On this date in 2013, a jury finds Jodi Arias guilty of first degree-murder in the 2008 killing of Travis Alexander at his suburban Phoenix home.
Thursday, May 9
On this date in 1540, Captain Juan Hernando de Alarcon left Acapulco, Mexico to sail north until he reached the headwaters of the Gulf of California, thus becoming the first white man to explore beyond the mouth of the Colorado River.
On this date in 1869, Camp Hualapai was established as Camp Toll Gate. The camp was established in the Aztec Mountains overlooking Walnut Creek. The name was changed to Camp Hualapai on October 4, 1870. The post was abandoned on July 31, 1873.
On this date in 1884, a powder magazine on the outskirts of Phoenix exploded, shattering windows throughout the town.
On this date in 1922, the last federal troops left Fort Apache just as the first Lutheran mission was dedicated there with the baptism of 100 Apaches.
Friday, May 10
On this date in 1863, the Pioneer Mining District on Lynx Creek was formed after five members of the party led by Captain Joseph Walker discovered gold along Lynx Creek.
On this date in 1872, the Tully-Ochoa wagon train was attacked in Canyon del Oro by 300 Indians. Five men were killed and many more wounded, mules were stolen and the wagons burned.
On this date in 1913, the town of Miami was barely saved from total disaster when a fire — started in the Arizona Eastern freight depot — destroyed the A.E. station, a warehouse and several freight cars, and damaged hotels and residences in the area.
On this date in 1928, the University of Arizona Dean of Women decided that women must wear stockings, and could not appear on campus in abbreviated costumes.
Saturday, May 11
On this date in 1889, a band of masked men ambushed Major J.W. Wham and his military escort carrying a $26,000 army payroll to Fort Thomas. The payroll was stolen and eight soldiers were wounded.

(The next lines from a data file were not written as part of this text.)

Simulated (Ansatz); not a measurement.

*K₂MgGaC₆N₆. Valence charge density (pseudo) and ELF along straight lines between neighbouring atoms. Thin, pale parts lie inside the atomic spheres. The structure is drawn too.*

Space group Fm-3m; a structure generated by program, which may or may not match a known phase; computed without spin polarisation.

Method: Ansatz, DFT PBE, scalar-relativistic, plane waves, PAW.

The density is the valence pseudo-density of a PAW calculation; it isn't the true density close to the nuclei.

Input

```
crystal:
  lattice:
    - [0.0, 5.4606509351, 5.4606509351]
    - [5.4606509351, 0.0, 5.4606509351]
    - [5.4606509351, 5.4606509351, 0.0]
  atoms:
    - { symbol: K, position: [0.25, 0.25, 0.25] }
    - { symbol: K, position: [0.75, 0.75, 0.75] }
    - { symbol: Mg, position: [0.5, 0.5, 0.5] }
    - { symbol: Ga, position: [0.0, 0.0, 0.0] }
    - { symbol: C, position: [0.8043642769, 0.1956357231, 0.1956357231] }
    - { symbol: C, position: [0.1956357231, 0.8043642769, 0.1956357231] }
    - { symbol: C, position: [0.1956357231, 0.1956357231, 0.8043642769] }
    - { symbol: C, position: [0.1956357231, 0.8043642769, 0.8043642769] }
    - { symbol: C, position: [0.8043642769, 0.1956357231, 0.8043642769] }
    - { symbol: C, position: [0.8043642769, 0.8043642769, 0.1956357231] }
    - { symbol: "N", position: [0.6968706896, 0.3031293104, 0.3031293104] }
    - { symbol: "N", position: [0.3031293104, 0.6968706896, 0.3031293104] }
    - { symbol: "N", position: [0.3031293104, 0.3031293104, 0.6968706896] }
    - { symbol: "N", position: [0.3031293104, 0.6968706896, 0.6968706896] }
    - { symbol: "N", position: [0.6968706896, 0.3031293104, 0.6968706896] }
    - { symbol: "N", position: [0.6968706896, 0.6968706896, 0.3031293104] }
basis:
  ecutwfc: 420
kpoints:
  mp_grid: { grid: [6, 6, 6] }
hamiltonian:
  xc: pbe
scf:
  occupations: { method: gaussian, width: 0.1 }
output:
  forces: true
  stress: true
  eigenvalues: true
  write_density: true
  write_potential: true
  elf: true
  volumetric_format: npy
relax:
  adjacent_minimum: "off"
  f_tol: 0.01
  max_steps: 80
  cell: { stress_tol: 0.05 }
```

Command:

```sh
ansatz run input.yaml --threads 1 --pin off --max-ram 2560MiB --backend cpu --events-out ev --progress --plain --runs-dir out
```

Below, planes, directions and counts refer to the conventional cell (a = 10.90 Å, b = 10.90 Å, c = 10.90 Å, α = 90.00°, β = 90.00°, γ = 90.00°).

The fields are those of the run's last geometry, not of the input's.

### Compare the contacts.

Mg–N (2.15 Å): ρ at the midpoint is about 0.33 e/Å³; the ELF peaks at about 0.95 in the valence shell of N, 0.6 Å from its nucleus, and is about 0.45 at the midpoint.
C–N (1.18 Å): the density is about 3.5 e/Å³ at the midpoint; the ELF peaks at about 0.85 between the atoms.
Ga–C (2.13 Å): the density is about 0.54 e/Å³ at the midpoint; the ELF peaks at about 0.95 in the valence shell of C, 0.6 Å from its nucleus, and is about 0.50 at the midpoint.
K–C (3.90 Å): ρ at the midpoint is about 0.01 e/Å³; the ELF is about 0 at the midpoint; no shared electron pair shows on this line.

On this date in 1910, the Maricopa-Phoenix train was held up about 8 miles (13 kilometers) from Maricopa. Two bandits relieved all the passengers of their valuables and one passenger was struck over the head with a revolver.
On this date in 1910, work began on the north-south territorial highway out of Prescott.
On this date in 1934, Tucson’s first city hall building, which was built in 1881, was destroyed by fire.